Slavery has been called America’s “original sin.”
Folks do not generally like to dwell on their sins. That is why we all think forgiveness is so swell.
But the first and most important step in redemption? To stop committing the wickedness, in this case to immediately emancipate those held in bondage. That “struggle,” as the escaped slave and abolitionist Frederick Douglass would so eloquently refer to it, was anything but quick.
Emancipation came only after Union forces won the Civil War, America’s bloodiest conflict by far.
But it did come. Slavery was abolished.
And this wonderful news reached Galveston, Texas, on June 19, 1865 — a date that has lived on as the holiday “Juneteenth.” (Some call it “Emancipation Day” or “Freedom Day.”) And enslaved people were freed.
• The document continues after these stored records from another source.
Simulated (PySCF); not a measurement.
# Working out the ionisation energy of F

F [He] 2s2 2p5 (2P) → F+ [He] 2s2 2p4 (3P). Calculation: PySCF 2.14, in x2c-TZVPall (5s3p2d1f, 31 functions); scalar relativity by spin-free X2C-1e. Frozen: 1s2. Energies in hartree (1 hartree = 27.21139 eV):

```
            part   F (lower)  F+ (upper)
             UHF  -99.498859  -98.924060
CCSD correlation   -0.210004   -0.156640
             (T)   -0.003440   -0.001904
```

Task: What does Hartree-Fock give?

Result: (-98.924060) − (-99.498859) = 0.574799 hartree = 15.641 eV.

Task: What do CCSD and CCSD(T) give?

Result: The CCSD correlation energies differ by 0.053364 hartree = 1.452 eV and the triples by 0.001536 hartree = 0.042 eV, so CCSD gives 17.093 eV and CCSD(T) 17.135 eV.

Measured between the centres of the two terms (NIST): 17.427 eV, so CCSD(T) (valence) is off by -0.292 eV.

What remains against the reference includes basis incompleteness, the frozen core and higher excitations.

“This year, Juneteenth, a holiday that celebrates the arrival of the news of emancipation from slavery,” Veronica Chambers writes in the New York Times, “seems to be a bigger deal across the nation.”
By executive order, New York Gov. Andrew Cuomo has declared today a paid holiday for state employees. Virginia Gov. Ralph Northam, of blackface infamy, gave all state executive branch employees the day off and promised to push through legislation next year naming Juneteenth a state holiday to be “acknowledged and celebrated by all of us.”
U.S. Rep. Sheila Jackson Lee says she will introduce a bill to make Juneteenth a national holiday.
I like it. Is there anything more worthy of commemoration than freeing people from slavery? It cannot hurt to remind people there was once slavery in America, or that we fought and died to bring that awful institution to an end.
This is Common Sense. I’m Paul Jacob.